CMU researchers sought to better understand conspiracy theories and disinformation surrounding climate change by studying Twitter.
CMU researchers sought to better understand conspiracy theories and disinformation surrounding climate change by studying Twitter.

In 2017, about the time the United States signaled its withdrawal from the Paris Agreement on climate change mitigation, chatter on social media platforms began heating up.

From chemtrails to flat-earth hypotheses to melting glaciers, climate-change deniers volleyed conspiracy theories back and forth across cyberspace, mounting an increasingly polarized discussion about a topic that has long generated debate among the general public, if not among scientists. 

School of Computer Science researchers believe by better understanding the mindset of climate-change deniers, scientists and others who recognize climate change as real could potentially design better strategies for communicating with doubters and possibly change their minds.

Kathleen M. Carley, a professor in the Institute for Software Research and director of the Center for Computational Analysis of Social and Organization Systems, and Aman Tyagi, who earned his Ph.D. in engineering and public policy in 2021, tackled conspiracy theories in a 100-week sojourn through Twitter. They collected 38 million unique tweets for analysis from more than 7 million unique users by searching for “climate change,” “#ActOnClimate” and “#ClimateChange.”

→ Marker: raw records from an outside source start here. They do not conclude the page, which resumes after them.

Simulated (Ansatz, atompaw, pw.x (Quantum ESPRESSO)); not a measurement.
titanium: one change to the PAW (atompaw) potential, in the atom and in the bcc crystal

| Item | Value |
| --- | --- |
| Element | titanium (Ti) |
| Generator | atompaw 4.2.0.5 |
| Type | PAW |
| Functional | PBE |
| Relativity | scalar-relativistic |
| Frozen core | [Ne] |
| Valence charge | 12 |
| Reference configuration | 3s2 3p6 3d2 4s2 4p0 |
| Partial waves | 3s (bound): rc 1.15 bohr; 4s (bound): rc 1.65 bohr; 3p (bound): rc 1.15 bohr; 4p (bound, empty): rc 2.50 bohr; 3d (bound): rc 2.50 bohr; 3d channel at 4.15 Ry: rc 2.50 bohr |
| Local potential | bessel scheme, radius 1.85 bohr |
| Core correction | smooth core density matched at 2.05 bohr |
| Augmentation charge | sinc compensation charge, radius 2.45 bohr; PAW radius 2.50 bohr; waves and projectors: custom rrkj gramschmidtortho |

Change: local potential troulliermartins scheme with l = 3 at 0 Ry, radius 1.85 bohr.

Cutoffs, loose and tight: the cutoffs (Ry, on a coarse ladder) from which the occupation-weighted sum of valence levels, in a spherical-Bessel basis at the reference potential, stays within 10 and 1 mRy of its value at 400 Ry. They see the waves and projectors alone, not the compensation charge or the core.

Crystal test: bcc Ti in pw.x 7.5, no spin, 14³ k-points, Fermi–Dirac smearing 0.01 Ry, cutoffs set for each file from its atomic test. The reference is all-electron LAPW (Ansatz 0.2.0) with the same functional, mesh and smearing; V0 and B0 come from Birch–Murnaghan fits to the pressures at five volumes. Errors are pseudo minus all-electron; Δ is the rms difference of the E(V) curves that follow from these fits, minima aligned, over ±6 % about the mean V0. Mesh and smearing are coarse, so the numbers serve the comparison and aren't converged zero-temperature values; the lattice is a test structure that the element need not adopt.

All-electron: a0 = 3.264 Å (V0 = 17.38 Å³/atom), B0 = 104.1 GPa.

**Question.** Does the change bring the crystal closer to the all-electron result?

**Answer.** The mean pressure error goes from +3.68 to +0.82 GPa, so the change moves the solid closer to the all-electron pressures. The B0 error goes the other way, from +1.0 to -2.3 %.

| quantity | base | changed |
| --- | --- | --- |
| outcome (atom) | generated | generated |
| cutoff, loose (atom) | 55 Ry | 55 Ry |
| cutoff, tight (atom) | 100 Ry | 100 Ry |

The idea is to root out disinformation and trace its journey as it connects different, yet related ideologies, Carley said. By understanding how and where these individual threads join together, researchers gain a fuller perspective on how they compose a wider tapestry of belief systems.

“When you’re doing disinformation work, it’s helpful to look at conspiracy theories,” Carley said. “They’re at the extreme end of disinformation, so if you find those, you often find other forms of disinformation.”